‘Masterpiece Theater,’ Now in 3 Flavors: Classic, Mystery, Contemporary

Gillian Anderson, best known to American audiences as Agent Dana Scully of the F.B.I., from the Fox television show “The X-Files,” will be one of the new hosts of “Masterpiece Theater” on PBS when it begins its new season on Jan. 13, the program’s producers plan to announce today.

Naming Ms. Anderson as a host is part of a broad overhaul of the look and scheduling of “Masterpiece Theater,” now 37 years old, intended to bring in more viewers by getting rid of some of the packaging that Rebecca Eaton, the program’s executive producer, said was beginning to look antiquated. Among other changes, the series, which won three Emmy Awards this year, will group films by genre, separating the period works from the contemporary dramas.

Ms. Anderson will introduce the January-to-May block of costume dramas that are to be known as “Masterpiece Classic.” They will begin this season with adaptations of six Jane Austen novels. Additional hosts will be chosen to introduce summer programming under the rubric “Masterpiece Mystery!” and the fall block of dramas, to be known as “Masterpiece Contemporary.”

Even the familiar opening music — Jean-Joseph Mouret’s brass fanfare “Rondeau” — won’t be spared. It will be heard only in snippets in the new opening.

In another change the producers have begun negotiating for Internet streaming rights to the films they acquire; this season some of them will be available streamed online for the first time, and on video on demand.

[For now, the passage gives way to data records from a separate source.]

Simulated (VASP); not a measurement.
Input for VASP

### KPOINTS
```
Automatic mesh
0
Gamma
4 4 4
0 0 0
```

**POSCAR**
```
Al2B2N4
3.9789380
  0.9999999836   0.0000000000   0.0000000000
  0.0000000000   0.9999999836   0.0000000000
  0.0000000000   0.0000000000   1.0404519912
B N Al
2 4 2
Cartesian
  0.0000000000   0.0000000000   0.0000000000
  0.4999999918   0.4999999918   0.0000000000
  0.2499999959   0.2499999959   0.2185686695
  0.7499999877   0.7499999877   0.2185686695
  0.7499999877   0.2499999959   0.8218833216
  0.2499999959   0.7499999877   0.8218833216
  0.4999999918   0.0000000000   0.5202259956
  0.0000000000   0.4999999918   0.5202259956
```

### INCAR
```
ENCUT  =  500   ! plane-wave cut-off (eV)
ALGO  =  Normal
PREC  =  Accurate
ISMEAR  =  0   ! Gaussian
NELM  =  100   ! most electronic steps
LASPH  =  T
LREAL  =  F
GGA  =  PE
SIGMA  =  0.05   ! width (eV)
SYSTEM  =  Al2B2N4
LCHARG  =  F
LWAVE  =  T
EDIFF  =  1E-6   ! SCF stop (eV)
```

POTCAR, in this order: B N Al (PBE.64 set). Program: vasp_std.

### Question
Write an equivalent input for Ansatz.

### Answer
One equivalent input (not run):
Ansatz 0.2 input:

“After 37 years I decided we should take a good hard look at how ‘Masterpiece Theater’ was coming across to the public,” Ms. Eaton said. What emerged from research, she said, was that “the caliber of the programming is not what should be changed but perhaps the on-air look and presentation and scheduling of the programming.”

Taking pains to reassure the series’s passionate fans, who research showed were among the most loyal donors to public television stations, Ms. Eaton said: “We’re not tarting it up or dumbing it down. We’re making it as easy as possible to find and get into the programs.”

“Masterpiece Theater” is one of the higher rated PBS programs. John Boland, the chief content officer for PBS, said the extensive audience research showed that viewers singled it out as one of six programs that defined public television for them. With that in mind, PBS and the Corporation for Public Broadcasting allocated extra money for the overhaul and promotion of the series this season. “Every jewel needs a little polishing now and then,” Mr. Boland said.

While the goal is to attract more viewers, he said “the relaunch certainly can’t hurt” efforts by PBS to find a new corporate sponsor for the program, which has been without underwriting since 2004 when ExxonMobil ended its support of about $9 million annually. Even without a sponsor PBS is “committed to ‘Masterpiece Theater’ for the long term,” Mr. Boland said.

The choice of the 39-year-old Ms. Anderson as host is a significant change from the previous two occupants of the job, both of whom were male journalists: the British-born Alistair Cooke, who introduced the program from 1971 until 1992, and his successor, Russell Baker, the former columnist for The New York Times.

The program has been without a host since Mr. Baker stepped down in 2004. Ms. Anderson is also “considerably younger than either of our previous hosts,” Ms. Eaton said, adding that Ms. Anderson would be alone in a studio, not sitting in the show’s familiar book-lined study. Ms. Anderson, who lives in London and is about to start shooting an “X-Files” film sequel, is already familiar to “Masterpiece” viewers, having starred as Lady Dedlock in Charles Dickens’s “Bleak House,” shown on PBS in January 2006.

In addition to the Austen films, which will begin with a new adaptation of “Persuasion,” starring the British actress Sally Hawkins, the season includes “Miss Austen Regrets,” a biography of the novelist. Other films include “Cranford,” a three-part mini-series starring Judi Dench; “My Boy Jack,” starring Daniel Radcliffe, of the Harry Potter movies, playing the son of the author Rudyard Kipling; and a new adaptation of E. M. Forster’s “Room With a View.”